Binance Research’s analysts are keeping a close eye on a number of developments that might have a significant impact on the cryptocurrency market in 2023.

In 2023, according to a recently-released report (“Full-Year Review 2022 & Themes for 2023”) by Binance Research, macroeconomics will be the driver of returns for risk assets. Whether macro factors operate as a tailwind or headwind for crypto will be determined by central bank policy, global GDP statistics, and recession risks. According to Binance Research, there may be a stronger relationship between traditional and crypto markets as the crypto market develops and more institutional players enter the field.

Another one of their predictions is that real-world assets will be used as a growth driver for DeFi and NFT initiatives. Asset tokenization or the acceptance of real-world assets as collateral are two potential integration points with physical assets.

With regard to Ethereum’s upcoming Shangahi upgrade, they anticipate more interest in staking as the day for withdrawing staked ETH draws closer. This may be helpful for liquid staking methods, but it is also likely to cause fluctuations in market share. An example of this could be a market share shift from Ethereum 2.0 to other liquid staking protocols that offer better returns or user experience.

Binance Research also is of the opinion that NFTs’ usefulness will be crucial to their widespread acceptance in the future. More innovation in areas such as integrations with blockchain games, collaborations with Web2 enterprises, and other real-world use cases is anticipated to drive the next adoption phase and move beyond simple image NFTs.

Lastly, Binance Research believes that increased regulatory clarity for cryptocurrency is coming. Regulators’ skepticism makes sense, and it will be difficult for crypto to win back the public’s confidence. However, the blockchain industry would benefit from increased regulatory certainty in the long run. An example of this could be a government that creates a clear regulatory framework for Initial Coin Offerings (ICOs), which would provide a more secure environment for investors.

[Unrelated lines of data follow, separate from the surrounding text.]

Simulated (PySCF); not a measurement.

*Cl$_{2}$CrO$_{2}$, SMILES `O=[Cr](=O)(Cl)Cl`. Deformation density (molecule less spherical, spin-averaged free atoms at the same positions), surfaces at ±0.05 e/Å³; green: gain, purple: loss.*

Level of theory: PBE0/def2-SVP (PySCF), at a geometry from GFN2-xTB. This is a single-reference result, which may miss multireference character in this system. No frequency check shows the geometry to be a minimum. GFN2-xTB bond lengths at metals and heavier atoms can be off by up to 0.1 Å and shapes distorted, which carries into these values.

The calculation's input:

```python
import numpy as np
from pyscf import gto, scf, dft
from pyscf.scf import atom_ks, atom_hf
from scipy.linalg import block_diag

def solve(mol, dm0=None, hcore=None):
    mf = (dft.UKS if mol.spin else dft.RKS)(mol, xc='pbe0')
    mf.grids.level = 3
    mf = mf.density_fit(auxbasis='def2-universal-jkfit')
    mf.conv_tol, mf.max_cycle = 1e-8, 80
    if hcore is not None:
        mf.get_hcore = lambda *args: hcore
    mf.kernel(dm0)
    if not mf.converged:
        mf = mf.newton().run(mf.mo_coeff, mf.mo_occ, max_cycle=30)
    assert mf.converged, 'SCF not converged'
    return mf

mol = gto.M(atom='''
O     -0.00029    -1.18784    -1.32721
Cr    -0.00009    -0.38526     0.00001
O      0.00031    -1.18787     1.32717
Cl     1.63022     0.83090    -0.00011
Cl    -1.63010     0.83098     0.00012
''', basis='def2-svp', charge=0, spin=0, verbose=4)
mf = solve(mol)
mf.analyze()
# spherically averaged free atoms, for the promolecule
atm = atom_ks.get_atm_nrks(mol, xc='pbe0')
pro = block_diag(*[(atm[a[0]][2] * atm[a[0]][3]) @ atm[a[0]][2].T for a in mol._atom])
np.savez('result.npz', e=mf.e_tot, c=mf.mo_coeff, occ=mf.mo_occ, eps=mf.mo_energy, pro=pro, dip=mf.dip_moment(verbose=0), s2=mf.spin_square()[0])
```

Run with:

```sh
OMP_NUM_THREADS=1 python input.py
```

As for their review of 2022, the report said there was a lot of volatility, with various developments and changes in the market. Ethereum adopted a new method of validation called Proof-of-Stake and new L1 blockchains, such as Aptos, entered the market. The layer-2 scaling solutions saw significant growth, but the overall DeFi sector faced a drop in value. The NFT market had a good start but slowed down later in the year. The blockchain gaming industry continued to grow, but there were indications of slowing down and less interest in the virtual world concept. The policy debate was fueled by multiple events in the year, and there was a spike in venture capital investment and fundraising activities.